A collection of walks, discoveries, insights and pictures of exploring Dartmoor National Park
December 13, 2024
Holming Beam Farm
The first records of Holming Beam Farm are mentioned by Eric Hemery in High Dartmoor. He records: On 10th February 1808, a lease was granted by the Duchy (London Records) for a farm to “William Bough of Church Row, Limehouse in the County of Middlesex Civil Engineer”; the land was bounded on the east and west respectively by “Whoming Beam Path” and “Blacka Brook”.
The start of the 19th Century has been called ‘The Improving Period’ due to the belief by land owners that Dartmoor could produce lucrative crops and thus ‘improve’ the land. No doubt, the lease granted by the Duchy in 1808 was part of this concept. One of the early pioneers of the ‘improving’ idea was Sir Thomas Tyrwhitt who advocated the growing of flax on his Tor Royal estate.
The only known tenants of the farm, discovered by the author were Joseph Wills, his wife Dinah (nee Eva) and their two daughters Mary and Susan (they had a son also, who died as a baby). The farm, appears on the Lydford (Forest) Tithe map and apportionments of 1839 showing five enclosures and a path leading westward to Fice’s Well and the nearby Clapper Bridge. The Wills family were resident at the time of the Tithe but there were no tenants at the farm by the 1841 census. Amusingly, the farm was referenced as ‘Home in Being Farm’ on the 1841 census, suggesting perhaps the enumerator wasn’t local!

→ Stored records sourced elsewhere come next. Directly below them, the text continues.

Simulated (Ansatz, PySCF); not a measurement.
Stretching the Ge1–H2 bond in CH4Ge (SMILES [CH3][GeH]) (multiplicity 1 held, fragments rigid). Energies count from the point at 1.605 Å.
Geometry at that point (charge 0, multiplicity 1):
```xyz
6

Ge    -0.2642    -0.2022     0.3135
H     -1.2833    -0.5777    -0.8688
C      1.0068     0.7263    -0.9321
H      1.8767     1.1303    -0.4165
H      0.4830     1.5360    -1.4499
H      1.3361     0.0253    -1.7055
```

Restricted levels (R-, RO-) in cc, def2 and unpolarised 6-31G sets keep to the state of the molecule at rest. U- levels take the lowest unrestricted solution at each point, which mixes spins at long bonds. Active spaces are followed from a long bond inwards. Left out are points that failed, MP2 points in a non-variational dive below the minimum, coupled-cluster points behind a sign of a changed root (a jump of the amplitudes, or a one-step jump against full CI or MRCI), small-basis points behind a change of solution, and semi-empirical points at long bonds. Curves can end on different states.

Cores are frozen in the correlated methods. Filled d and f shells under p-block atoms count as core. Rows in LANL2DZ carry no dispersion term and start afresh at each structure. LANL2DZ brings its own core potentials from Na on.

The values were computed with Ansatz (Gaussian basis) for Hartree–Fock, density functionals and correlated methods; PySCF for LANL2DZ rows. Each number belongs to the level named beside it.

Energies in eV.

By tracing the family history of the Wills, it is probable that they were resident at the farm approximately between 1835 and 1840. Joseph Wills originally was recorded as being a miner from Sheepstor Parish with Dinah (Eva) residing in the Walkhampton Parish. There is a record of Wheal Mist Torr from March 1836, which places Joseph as working at that location just a few hundred metres from the farm, thus: “…there are two men employed here…..one of the men was called Wills who lives in a little hovel, which was once an old account house belonging to the mine”. It is interesting to note that that farm was referred to as an old mine account house.
It would appear that the extension of the prison and its farm land had an impact on the farm with new walls being built partially over the walls of the farm shown by the 1839 Tithe Map. A survey of the area 1882-3 shows the prison enclosures virtually as they appear today, with the field which being known as ‘Holming Beam Field’.
Bibliography
Eric Hemery (1983) – High Dartmoor – page 376
Probert, S. A. J. (2002) – Dartmoor Prison Farm, Devon. An Archaeological Survey and valuation (Report – Survey). SDV364452
Gillard, M (2022), Millstone east of Blackbrook River, (Worksheet). SDV364927
James Crowden (2008) – The Bad Winter – Fice’s Well (page 30).